And here we get back to Alexander and the creation of living things.
Because Alexander makes a very important point: the difference between stuff that is generated and stuff that is fabricated. Generated is a loaded term in the age of AI, so let me choose a different wording: it is about process-oriented creation versus outcome-oriented creation.
Alexander argues that modern buildings don’t have life because they are fabricated, they stem from an outcome-oriented process. The way they are built doesn’t allow the life to evolve because every decision is planned far ahead, no matter how well it will work when actually executed. Every decision wants to control the outcome, making everything inflexible and impersonal.
It is the same for movies. There is only one way of writing a screenplay. And that is by writing a screenplay.

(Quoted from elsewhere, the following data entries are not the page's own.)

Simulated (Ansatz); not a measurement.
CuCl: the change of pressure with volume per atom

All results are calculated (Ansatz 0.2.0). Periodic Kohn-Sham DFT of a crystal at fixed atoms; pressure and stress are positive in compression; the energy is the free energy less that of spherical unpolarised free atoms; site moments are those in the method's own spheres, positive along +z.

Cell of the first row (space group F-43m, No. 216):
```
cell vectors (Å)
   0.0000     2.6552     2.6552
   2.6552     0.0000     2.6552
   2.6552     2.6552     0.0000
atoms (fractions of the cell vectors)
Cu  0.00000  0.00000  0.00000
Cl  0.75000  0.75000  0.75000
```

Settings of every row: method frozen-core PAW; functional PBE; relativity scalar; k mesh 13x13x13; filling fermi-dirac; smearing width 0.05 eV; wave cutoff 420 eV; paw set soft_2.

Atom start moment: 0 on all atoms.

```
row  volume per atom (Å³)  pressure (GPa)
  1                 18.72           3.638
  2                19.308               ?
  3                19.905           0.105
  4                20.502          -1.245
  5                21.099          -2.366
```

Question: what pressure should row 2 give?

We all have a different process, sure. Maybe your process includes writing a twenty-page-long sales document. I doubt it but it still doesn’t change the point: the personality of a screenplay arises in the specific process of writing it.
The life unfolds in the process, how Alexander puts it.
It is that simple. Life cannot be fabricated. It can only be generated. You only have to look at nature to understand that. A meadow isn’t planned, the ocean wasn’t planned. And yet they have beauty and profoundness that will still be there when us humans and our art is long gone. All that nature does is take one step at a time. Nature trusts the process. Nature doesn’t care about the outcome because it can’t control it.
This is what Alexander understood and this is what we need to learn.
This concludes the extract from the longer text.